Review of Shinui

Shinui (2012)
10/10
Director's Beautiful Touch - an explanation of why there is no embrace in the last scene
22 November 2014
Warning: Spoilers
Dear Friends,

If you mention my article below, please credit me as the writer. Please do not copy and/or transpose and upload in any form my article without my permission. Many thanks!

In memory of Director Kim Jong Hak (4th anniversary, 2016)

The place where the tree is located is small. The way the director filmed the scene with the two (Choi Yong and Eun Soo) apart gave it distance and made the place seemed bigger, thus the cinematography became epic. Even though they were not that far away from each other, we would feel that the distance was large. In the scene that we keep playing over and over in our minds, the more we want them to come together, and the fact that they just stand there staring at each other makes the distance between them feel like the distance is even greater and the place larger and thus the scene becomes epic.

They are far apart...

Many steps, many years, many lifetimes apart

The third element - a genius at work

The third element is the tension of expectation that something is going to happen, that which we know is going to happen and that we longed for but is actually not there - yet. We know the next frame is what we expect to happen. From an art history studies point of view, this is very Boroque. The third element in the Boroque painting style is the missing part that is the next moment, that which is not in the painting but in the viewer's mind as an expectation and is often dramatically different from what is visible in the painting. This adds depth to the scene as there is a third element in the two dimensional plane. The expectation of a dramatic change to the whole scene makes the scene more emotionally moving and it leaves the viewer a more lasting impression. It evokes a lot more emotion from the viewer because the next moment is elusive. It keeps you thinking and longing for the next moment that follows the scene you are viewing.

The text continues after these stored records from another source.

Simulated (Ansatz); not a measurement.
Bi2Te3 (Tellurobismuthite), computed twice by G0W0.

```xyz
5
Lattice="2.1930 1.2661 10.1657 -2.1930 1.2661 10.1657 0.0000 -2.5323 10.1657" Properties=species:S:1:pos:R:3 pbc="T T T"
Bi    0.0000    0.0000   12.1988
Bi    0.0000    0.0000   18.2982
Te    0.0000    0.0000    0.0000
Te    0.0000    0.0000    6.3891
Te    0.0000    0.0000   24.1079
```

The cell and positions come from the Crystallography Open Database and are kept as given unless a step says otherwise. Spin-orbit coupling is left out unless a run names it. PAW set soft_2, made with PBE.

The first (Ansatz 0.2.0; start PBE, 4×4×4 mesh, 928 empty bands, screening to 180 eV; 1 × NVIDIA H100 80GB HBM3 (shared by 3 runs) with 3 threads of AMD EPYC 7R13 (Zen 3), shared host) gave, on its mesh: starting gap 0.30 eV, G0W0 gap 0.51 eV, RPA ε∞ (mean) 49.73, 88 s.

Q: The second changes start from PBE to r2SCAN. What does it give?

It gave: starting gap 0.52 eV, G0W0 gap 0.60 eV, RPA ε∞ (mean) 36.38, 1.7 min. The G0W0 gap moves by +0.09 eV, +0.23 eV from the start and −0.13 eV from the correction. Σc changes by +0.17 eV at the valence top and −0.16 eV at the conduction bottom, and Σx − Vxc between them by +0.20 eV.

They will come together. The third element...

And because of this third element and the epic scenery, the film reel in our minds will play it over and over - that they were apart but would come together in a very epic and dramatic way. They were finally close, but apart, or they were apart, but would come together. The last scene makes the viewer feel what Choi Yong and Eun Soo had felt in all those lifetimes, years and steps apart.

I appreciate what the director had done for the ending. Anyone can do a kissing and hugging scene for the ending. But the director did something extraordinary - powerful, epic, emotional and lasting. He made us feel the frustration, the surprise, the longing, the faithfulness, the patience, the sadness, the joy, the gratefulness, and much more - all the emotions that went through the two characters - all in but one scene. How else would we feel everything that the two characters feel? How else could we have such strong feelings and a long-lasting memory of the story that the director told? That is an unexpected and ingenious way to sum it up and end it for in this way, with the third element at work, it never ends.

And this never-ending and looping element is also another theme of the story - how many lifetimes of these two diverged and converged? Based on faith and love?

Have you wondered why to this day you still talk about the story, still have strong feelings for the character and still want to view it over and over again? This is why. The third element at work.

That was a genius at work. That was beautiful. That was his touch which touched my heart. And I discovered this at the tree.